I'm working with paired-end wgs data I downloaded from TCGA.
I'm trying to extract the reads that align to a specific region, extract only those reads to two fastq files, one for each pair. Unfortunately, I am getting a different number of reads in both fastq files because some of the reads in file.1.fq
are not in file.2.fq
.
Based on the answer to this question (Why number of #read1 and #read2 is different in samtools flagstat output?) I've tried subsetting my bam file as follows:
samtools view -bh -F 2048 TCGA_bam.bam chr1:200500500-202500000 chr2:200500500-202500000 > subset_bam.bam
when running samtools flagstat subset_bam.bam
on the output file, the number of reads for read1 and read2 do not match. However, I've managed to make them match by 1) sorting by read name and 2) running samtools fixmate.

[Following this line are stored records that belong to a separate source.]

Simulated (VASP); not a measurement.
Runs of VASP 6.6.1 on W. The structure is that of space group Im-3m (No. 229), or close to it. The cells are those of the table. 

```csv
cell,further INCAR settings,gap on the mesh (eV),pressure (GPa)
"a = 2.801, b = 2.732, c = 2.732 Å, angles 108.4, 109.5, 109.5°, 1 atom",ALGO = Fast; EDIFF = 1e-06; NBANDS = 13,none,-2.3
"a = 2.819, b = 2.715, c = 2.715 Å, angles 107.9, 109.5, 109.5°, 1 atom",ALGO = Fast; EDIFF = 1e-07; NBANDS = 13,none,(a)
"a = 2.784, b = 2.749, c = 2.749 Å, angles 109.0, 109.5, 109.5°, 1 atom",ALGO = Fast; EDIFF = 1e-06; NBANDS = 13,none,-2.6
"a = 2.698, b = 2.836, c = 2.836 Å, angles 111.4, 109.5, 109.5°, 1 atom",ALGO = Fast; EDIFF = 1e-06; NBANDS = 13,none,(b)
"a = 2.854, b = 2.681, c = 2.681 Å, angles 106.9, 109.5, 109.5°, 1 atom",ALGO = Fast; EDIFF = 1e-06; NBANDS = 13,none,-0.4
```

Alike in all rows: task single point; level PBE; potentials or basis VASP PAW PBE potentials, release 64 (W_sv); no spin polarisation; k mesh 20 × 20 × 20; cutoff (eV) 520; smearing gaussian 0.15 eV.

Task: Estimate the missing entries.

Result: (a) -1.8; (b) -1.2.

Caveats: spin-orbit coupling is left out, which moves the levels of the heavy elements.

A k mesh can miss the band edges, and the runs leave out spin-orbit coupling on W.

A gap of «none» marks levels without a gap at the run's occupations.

I've also tried different flags in samtools view including
-f 3 -F 3080
-f 2 -F 3080
-f 2 -F 3080
-F 3072
(there may be a few others). However, in each case, after converting subset_bam.bam
with samtools fastq
the number of reads in the fastq's derived from subset_bam.bam
do not match. For example:
$ echo $(cat subset.1.fastq | wc -l)/4 | bc
20057
$ echo $(cat subset.2.fastq | wc -l)/4 | bc
19991
I've also extracted the reads from the original bam file into two fastq's. However, at this stage they have the same number of reads:
$ echo $(cat full_file.1.fq | wc -l)/4 | bc
223500494
$ echo $(cat full_file.2.fq | wc -l)/4 | bc
223500494
So this does not appear to be an issue with the input data, but rather is related to subsetting.
How can I extract reads that fall into a specific region, convert to fastq and ensure I have the same number of reads in each fastq?
you should use -F 2304 , not just -F 2048 , to remove secondary alignments. https://broadinstitute.github.io/picard/explain-flags.html
Hi Pierre, thanks for the suggestion. I've just tried it again with
-F 2304
and unfortunately I'm getting the same issue: 30205 for my first fq file and 30071 for my second file. Any idea what is going on?